Trouble filtering potentiometer data (noisy, high spikes)

I've collected some data from a potentiometer using an Arduino microcontroller. Here is the data which was sampled at 500 Hz (it's a lot of data):

http://cl.ly/3D3s1U3m1R1T?_ga=1.178935463.2093327149.1426657579

If you zoom in you can see that essentially I have a pot that just rotates back and forth i.e., I should see a linear increase and then a linear decrease. While the general shape of the data affirms this, almost every single time there's some really freaking annoying (sometimes surprisingly wide) spikes that get in the way of a really nice shape. Is there any way I can make some type of algorithm or filter which fixes this? I tried a median filter, and using the percentiles but neither worked. I mean I feel like it shouldn't be the hardest thing because I can clearly see what it should look like-basically the minimum of where the spikes occur-but for some reason everything I try miserably fails or at least looses the integrity of the original data.

I'd appreciate any help I can get with this.

Solution

There are many ways to tackle your problem. However none of them will ever be perfect. I'll give you 2 approaches here.

Moving average (low pass filter)

In Matlab, one easy way to "low pass" filter your data without having to explicitly use FFT, is to use the filter function` (available in the base package, you do not need any specific toolbox).

You create a kernel for the filter, and apply it twice (once in each direction), to cancel the phase shift introduced. This is in effect a "Moving Average" filter with zero phase shift. The size (length) of the kernel will control how heavy the averaging process will be.

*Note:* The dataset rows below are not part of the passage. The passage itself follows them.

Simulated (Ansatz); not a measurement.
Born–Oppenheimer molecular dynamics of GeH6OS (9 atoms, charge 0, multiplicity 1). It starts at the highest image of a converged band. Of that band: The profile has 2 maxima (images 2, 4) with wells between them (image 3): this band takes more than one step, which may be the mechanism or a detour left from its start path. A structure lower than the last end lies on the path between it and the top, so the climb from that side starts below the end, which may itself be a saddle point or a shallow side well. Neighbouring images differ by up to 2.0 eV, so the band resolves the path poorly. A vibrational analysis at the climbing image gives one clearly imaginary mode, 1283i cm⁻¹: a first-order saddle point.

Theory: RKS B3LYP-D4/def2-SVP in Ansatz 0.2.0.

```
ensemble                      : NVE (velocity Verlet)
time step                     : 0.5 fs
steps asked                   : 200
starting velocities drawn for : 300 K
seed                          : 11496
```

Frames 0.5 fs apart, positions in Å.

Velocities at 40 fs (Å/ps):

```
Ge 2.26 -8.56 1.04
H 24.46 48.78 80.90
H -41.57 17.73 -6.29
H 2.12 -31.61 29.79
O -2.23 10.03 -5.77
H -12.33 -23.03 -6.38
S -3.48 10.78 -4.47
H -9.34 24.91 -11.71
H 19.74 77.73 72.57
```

So for example, 2 different filter lengths:

n = 100 ; %// length of the filter
kernel = ones(1,n)./n ;
q1 = filter( kernel , 1 , fliplr(p) ) ;  %// apply the filter in one direction
q1 = filter( kernel , 1 , fliplr(q1) ) ; %// re-apply in the opposite direction to cancel phase shift

n = 500 ; %// length of the filter
kernel = ones(1,n)./n ;
q2 = filter( kernel , 1 , fliplr(filter( kernel , 1 , fliplr(p) )) ) ; %// same than above in one line

Will produce on your data: denoising1

As you can see, each filter size has its pros and cons. The more you filter, the more of your spikes you cancel, but the more you deform your original signal. It is up to you to find your optimum settings.

2) Search derivative anomalies

This is a different approach. You can observe on your signal that the spikes are mostly sudden, it means the change of value of your signal is rapid, and luckily faster than the "normal" rate of change of your desired signal. It means that you can calculate the derivative of your signal, and identify all the spikes (the derivative will be much higher than for the rest of the curve).
Since this only identify the "beginning" and "end" of the spikes (not the occasional plateau in the middle), we will need to extend a little bit the zone identified as faulty by this method.
When the identification of faulty data is done, you just discard these data points and re-interpolate your curve over the original interval (taking support on the points you have left).

%% // Method 2 - Reinterpolation of cancelled data

%// OPTIONAL slightly smooth the initial data to get a cleaner derivative
n = 10 ; kernel = ones(1,n)./n ;
ps = filter( kernel , 1 , fliplr(filter( kernel , 1 , fliplr(p) )) ) ;

%// Identify the derivative anomalies (too high or too low)
dp = [0 diff(ps)] ;             %// calculate the simplest form of derivative (just the difference between consecutive points)
dpos = dp >= (std(dp)/2) ;      %// identify positive derivative above a certain threshold (I choose the STD but you could choose something else)
dneg = dp <= -(std(dp)/2) ;     %// identify negative derivative above the threshold
ixbad = dpos | dneg ;           %// prepare a global vector of indices to cancel

%// This will cancel "nPtsOut" on the RIGHT of each POSITIVE derivative
%// point identified, and "nPtsOut" on the LEFT of each NEGATIVE derivative
nPtsOut = 100 ;                 %// decide how many points after/before spikes we are going to cancel
for ii=1:nPtsOut
    ixbad = ixbad | circshift( dpos , [0 ii]) | circshift( dneg , [0 -ii]) ;
end

%// now we just reinterpolate the missing gaps
xp = 1:length(p) ;                              %// prepare a base for reinterpolation
pi = interp1( xp(~ixbad) , p(~ixbad) , xp )  ;  %// do the reinterpolation

This will produce:
denoising1

The red signal is the result of the above moving average, the green signal is the result of the derivative approach.
There are also settings you can change to adjust this result (the threshold for the derivative, 'nPtsOut' and even the initial smoothing of the data).

As you can see, for the same amount of spike cancellation than the moving average method, it respect a bit more the integrity of the initial data. However it is not perfect either and some interval will still be deformed. But as I said at the beginning, no method is ever perfect.